At Harvard, Ferree found a new mentor in Thomas Pettigrew, PhD ’56, a social psychologist in the department who promoted a broad view of disciplines as complementary. “His primary focus was on race,” she says, “but he had put together a dataset that included questions on voting for a woman for president. He knew I was interested in what were then called sex roles, so he suggested I write about that.” Her article was accepted without revision in Public Opinion Quarterly, which cemented her confidence that she could not only learn but also contribute to scholarship at the highest level.

As her adviser, Pettigrew greenlighted Ferree’s dissertation topic on working-class feminists—not a popular theme at the time. “It just goes to show how much the study of gender in academia has advanced,” Ferree says. “We’ve gone from ‘that stuff is not interesting’ to the point where it has become institutionalized. I was fortunate that Tom took me seriously.”
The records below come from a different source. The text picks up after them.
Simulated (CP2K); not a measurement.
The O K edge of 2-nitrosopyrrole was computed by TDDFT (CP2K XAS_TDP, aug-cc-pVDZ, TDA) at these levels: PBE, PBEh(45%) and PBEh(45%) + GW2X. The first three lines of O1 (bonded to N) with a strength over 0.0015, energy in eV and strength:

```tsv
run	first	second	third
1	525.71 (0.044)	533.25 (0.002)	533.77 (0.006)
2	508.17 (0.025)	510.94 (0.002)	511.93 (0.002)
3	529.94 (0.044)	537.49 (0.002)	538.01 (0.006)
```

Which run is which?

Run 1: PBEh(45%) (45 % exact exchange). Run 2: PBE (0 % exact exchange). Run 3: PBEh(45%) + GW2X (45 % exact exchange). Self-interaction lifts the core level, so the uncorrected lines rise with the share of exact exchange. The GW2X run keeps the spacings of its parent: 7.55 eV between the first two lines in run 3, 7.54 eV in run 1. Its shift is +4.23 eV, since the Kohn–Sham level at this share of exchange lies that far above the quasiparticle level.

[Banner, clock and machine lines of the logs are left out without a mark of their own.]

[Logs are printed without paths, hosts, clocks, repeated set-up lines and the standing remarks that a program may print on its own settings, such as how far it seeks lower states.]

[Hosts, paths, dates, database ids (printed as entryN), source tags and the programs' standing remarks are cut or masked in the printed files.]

Gender scholarship wasn't legitimate when [Myra] and I started writing about it. She helped lead the way for people to say, 'We need to look into this.'
—Christine Bose, Professor Emeritus of Sociology, State University of New York at Albany

Ferree went on to contribute extensively not only to the sociology of gender but also to interdisciplinary scholarship on family, social movements, political discourse, work and organizations, and the comparative study of feminism. And she honored her early guides in academia by becoming a legendary mentor herself.

“Myra really helped shape the field of sociology of gender by opening new areas of scholarship and bringing people into them,” says Christine Bose, a professor emeritus of sociology at the State University of New York at Albany. “Gender scholarship wasn’t legitimate when she and I started writing about it. She helped lead the way for people to say, ‘We need to look into this.’”

Not only was Ferree a key mentor for a generation of scholars, including Aili Tripp, the Vilas Research Professor of Political Science at the University of Wisconsin-Madison, where Ferree taught for many years, but “she also played a tremendous role in community building,” says Tripp, creating long-lasting scholarly platforms by serving on national committees, establishing awards, networking internationally, and holding editorial positions on a raft of journals. “Her real talent is collaboration.”

Ferree focused on intersectionality before the word was coined, trying time and again to show how gender, class, and race had to be understood together for social scientists to get any of them right. “I found it hard to limit myself by discipline or topic,” she says. “When I started out, every question was wide open. We feminists knew the old answers that assumed only men mattered were wrong, but lacked good research on women. It replicated stereotypes over and over again, and I wanted a fresh look at all of it. I never thought I’d be recognized for helping to transform social science research, but yes, that is what I was aiming for.”